Industrial practice – the range of reasonable responses


Scottish EAT uphold Brian Napier QC’s argument on range of reasonable responses in NHS Fife Health Board v Dr Alan Stockman

Brian Napier QC successfully resisted an appeal brought by the Claimant pathologist’s former employer, the NHS Fife Health Board, to the Employment Appeal Tribunal against the finding of the Employment Tribunal that he had been unfairly dismissed.  The Claimant’s registration as a doctor had been suspended on an interim basis after he had been convicted of driving under the influence of alcohol. Six weeks later he was dismissed while undergoing rehabilitative treatment. He led evidence before the ET that most doctors in his position recovered and that other health boards would not dismiss at an early stage of his receiving treatment.

Lady Stacey in the Scottish EAT upheld the ET’s finding of unfair dismissal. One aspect of her judgment is potentially of much wider relevance. She held that in gauging what is within the range of reasonable responses of an employer, a tribunal is entitled to hear and take account of evidence of what employers in the same line of business or profession would have done. 

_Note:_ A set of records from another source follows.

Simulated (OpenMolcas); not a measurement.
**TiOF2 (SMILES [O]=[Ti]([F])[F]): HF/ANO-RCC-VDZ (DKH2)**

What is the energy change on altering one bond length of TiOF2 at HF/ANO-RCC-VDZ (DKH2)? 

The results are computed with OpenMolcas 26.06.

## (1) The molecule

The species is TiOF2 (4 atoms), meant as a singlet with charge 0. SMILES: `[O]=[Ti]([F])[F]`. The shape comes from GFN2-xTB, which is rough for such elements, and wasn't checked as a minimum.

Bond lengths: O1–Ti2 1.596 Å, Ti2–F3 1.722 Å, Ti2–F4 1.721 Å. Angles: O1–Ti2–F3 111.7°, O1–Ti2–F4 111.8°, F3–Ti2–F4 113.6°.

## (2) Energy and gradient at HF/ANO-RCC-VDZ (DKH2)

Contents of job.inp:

Sally Robertson comments that although the immediate context was that of doctors, the principle is as applicable to, say, union officers with lengthy experience of a particular industry. Moreover, it can apply also to evidence from employer organisations. With most tribunals considering unfair dismissal claims now being comprised of judges sitting alone, calling evidence about industry-wide or local standards and experience, could help make up in just a small way for the loss of the industrial jury. 

The judgment can be found here.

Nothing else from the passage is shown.